Your respective performance agency should only be granted authorizations that are required for the implementation of their work. It is important that the agency is only invited toyour Business Manager as a “partner”. This is the only way you can easily separate the two business managers again if the collaboration ends.
In this context, it is also important to understand that a classic social media agency usually requires different rights than a performance specialist. A performance agency runs campaigns with the aim of achieving maximum results – i.e. measurable performance indicators. A social media agency is usually more concerned with the “playback” of your social media presence, i.e. the publication of creative postings and community management. We call this the “Top of Funnel”. Strictly speaking, the work of a performance specialist usually begins where the work of a social media agency ends. Neither specialty is more important than the other. Both are relevant to success and are not mutually exclusive.
2. Checking the pixel setup
In the next step, you should check whether the Facebook pixel has been installed technically correctly on your website. Here it is important to understand that the integration of the standard pixel code does not open up nearly all the possibilities that exist in tracking.

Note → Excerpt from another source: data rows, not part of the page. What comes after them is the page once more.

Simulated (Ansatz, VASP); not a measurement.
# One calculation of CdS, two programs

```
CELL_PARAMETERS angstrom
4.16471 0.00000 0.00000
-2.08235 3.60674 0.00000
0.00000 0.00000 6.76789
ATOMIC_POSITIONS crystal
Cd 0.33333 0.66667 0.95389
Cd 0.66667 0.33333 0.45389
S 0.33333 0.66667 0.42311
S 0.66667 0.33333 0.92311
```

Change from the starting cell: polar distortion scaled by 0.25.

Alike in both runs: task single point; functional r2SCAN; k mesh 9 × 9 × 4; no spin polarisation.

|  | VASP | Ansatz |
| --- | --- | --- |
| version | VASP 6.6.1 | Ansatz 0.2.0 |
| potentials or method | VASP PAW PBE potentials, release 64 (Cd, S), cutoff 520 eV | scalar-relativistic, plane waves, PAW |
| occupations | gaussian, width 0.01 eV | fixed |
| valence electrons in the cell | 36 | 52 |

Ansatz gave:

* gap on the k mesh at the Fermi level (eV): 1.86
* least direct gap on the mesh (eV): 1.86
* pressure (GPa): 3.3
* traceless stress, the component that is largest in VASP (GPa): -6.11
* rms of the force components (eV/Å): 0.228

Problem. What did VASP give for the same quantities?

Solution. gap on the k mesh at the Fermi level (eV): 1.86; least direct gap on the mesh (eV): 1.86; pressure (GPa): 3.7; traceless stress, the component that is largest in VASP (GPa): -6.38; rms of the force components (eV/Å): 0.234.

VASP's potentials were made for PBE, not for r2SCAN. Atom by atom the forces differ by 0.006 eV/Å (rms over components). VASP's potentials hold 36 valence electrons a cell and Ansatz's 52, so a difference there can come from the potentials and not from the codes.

For example, additional standard conversions can be programmed for specific “events” or, in the case of online shops, many additional values can also be transferred.
It is particularly important for online shops to have clean value tracking for purchases and a Facebook product catalogue. This enables you or your performance agency to perform dynamic re-targeting – i.e. customers are only shown content that really interests them.
3. Control of target groups
It is particularly important to prepare the target groups meticulously. They will determine the later campaign success and this is where most mistakes are made.
These include, on the one hand, the custom audiences :
Check here exactly which audiences could make sense for your campaign. It’s not always just about who I want to address. The biggest mistakes are made in who not to approach. In order to have a good basis for a proper campaign structure, Custom Audiences must be created very precisely.
A small example of a “mini funnel”
- Promotion of organic (= newsfeed) postings on Facebook
- Retargeting via product video for everyone who interacted with the postings
- Video retargeting with a link click product ad for everyone who has seen the video at least to 20%
- Retargeting to everyone who visited the site but didn’t add the product to their cart
- Retargeting to everyone who added the product to their cart but didn’t start the checkout process
- Retargeting to everyone who started the checkout process but didn’t complete the purchase (Abandoned Cart Recovery)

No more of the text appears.